Stephen Hawking conjectured that while wormholes might be created, they cannot be used for time travel; even with exotic matter stabilizing the wormhole against its own instabilities, he argued, inserting a particle into it will destabilize it quickly enough to prevent its use. This is known as the Chronology Protection Conjecture.
Wormholes are great theoretical fun, and are seemingly valid solutions of the Einstein equations. There is, however, no experimental evidence for them. This should not stop any budding science-fiction writers from using them as needed!

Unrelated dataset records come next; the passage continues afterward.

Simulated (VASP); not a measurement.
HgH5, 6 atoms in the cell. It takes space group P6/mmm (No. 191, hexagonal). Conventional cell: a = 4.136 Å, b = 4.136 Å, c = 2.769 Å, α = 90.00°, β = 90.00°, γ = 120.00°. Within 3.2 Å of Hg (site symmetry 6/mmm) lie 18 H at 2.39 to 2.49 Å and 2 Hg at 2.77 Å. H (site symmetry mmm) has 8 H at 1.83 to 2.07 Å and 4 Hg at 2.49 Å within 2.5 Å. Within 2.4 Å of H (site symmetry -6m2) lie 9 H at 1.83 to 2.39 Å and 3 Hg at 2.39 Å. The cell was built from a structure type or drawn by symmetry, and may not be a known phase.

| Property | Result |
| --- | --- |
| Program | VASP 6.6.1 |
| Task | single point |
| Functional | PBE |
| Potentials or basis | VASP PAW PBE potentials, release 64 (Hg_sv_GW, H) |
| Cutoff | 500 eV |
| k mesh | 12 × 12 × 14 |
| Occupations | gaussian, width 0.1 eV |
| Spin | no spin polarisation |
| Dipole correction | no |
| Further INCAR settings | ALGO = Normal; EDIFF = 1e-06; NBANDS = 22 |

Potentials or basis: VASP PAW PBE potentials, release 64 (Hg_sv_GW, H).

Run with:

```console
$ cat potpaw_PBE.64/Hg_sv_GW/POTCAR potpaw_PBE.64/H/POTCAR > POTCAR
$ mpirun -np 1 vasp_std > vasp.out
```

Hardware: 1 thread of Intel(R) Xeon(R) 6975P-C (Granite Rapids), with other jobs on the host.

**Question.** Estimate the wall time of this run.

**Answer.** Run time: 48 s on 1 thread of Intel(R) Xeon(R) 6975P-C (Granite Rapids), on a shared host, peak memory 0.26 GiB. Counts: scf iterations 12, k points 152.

William A. Hiscock is a professor of physics at Montana State University, Bozeman, and is the director of the Montana Space Grant Consortium. He adds some details:
A wormhole is a tunnel-like connection through space-time, much like the real tunnels bored by worms in a (Newtonian) apple. At present, space-time wormholes are only theoretical constructs derived from general relativity; there is no experimental evidence for their existence. Nevertheless, theoretical physicists study the mathematical properties of space-times containing wormholes because of their unusual properties. Study of such strange geometries can help better distinguish the boundaries of behavior permitted in the theory of general relativity, and also possibly provide insights into effects related to quantum gravity.
A wormhole has two mouths connected by a "throat," and provides a path that a traveler could follow to a distant point. The path through the wormhole is topologically distinct from other routes one could follow to the same destination.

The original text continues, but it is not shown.